Vestal - Sorry, it took me til this morning to see your post!
Your point is very close, I think, to what JA is saying - that this society is highly interconnected, and that there are duties/responsibilities to others. (This goes hand-in-glove with a view of the 'naturalness' of social hierarchy, the need to have good, moral, wealthy 'leaders' - but it's not uncritical of sclerotic, class-based privilege for privilege's sake, and that critique grows in JA's later fiction, particularly if you think about Mansfield Park where the inheritors truly are a middle class couple).
The Rousseauvia school, by contrast, is about questioning social mores as potentially old-fashioned/the result of a corrupt and fallen society, and following your inner sense of virtue, sometimes against the grain of the social world, sometimes in order to build a better world. (This goes hand-in-glove with a more individualistic and democratic sense of morality, though that is complicated by the fact that there is often a more collective, radical political programme in there too - Rousseau is both the great theorist of the individual, and the great theorist of the general will).

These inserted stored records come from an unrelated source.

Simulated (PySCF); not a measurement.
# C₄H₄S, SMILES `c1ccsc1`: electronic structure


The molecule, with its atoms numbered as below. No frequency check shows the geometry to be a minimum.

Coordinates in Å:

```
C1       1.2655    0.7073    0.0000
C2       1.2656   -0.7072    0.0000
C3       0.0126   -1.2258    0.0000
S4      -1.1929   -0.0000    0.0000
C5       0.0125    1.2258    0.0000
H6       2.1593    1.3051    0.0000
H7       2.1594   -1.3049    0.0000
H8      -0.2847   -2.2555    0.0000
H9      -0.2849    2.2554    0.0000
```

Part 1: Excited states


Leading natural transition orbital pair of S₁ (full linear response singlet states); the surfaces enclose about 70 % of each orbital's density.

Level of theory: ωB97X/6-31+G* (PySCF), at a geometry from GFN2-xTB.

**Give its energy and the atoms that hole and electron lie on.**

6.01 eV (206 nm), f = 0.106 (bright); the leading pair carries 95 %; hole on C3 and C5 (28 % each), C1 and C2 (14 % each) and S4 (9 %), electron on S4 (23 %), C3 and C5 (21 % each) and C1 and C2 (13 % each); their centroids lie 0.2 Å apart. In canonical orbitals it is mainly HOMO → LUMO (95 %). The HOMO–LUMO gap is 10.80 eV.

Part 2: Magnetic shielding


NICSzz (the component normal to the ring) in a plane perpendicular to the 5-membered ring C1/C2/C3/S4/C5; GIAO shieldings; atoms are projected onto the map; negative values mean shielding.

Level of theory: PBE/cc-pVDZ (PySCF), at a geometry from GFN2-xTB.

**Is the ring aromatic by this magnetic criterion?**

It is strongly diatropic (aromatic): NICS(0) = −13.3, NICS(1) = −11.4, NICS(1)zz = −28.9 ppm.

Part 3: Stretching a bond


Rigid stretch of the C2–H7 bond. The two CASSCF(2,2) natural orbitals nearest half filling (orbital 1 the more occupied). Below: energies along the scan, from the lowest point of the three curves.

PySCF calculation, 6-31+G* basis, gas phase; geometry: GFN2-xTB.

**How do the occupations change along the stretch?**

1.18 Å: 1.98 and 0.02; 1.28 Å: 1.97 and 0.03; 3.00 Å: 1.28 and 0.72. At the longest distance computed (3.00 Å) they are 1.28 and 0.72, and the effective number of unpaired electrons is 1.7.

Sense & Sensibility is possibly the JA novel where this contrast is most in evidence - Marianne's behaviour, her focus on feelings over forms, on inner guidance over social guidance, bring her close to the position of a heroine of 'sensibility' fiction, if not exactly Rousseauvian, then close enough to be both morally and politically suspect to JA. Versus Elinor's more calm, rational, undemonstrative heroism, which is all about a dutiful attention to the feelings of others.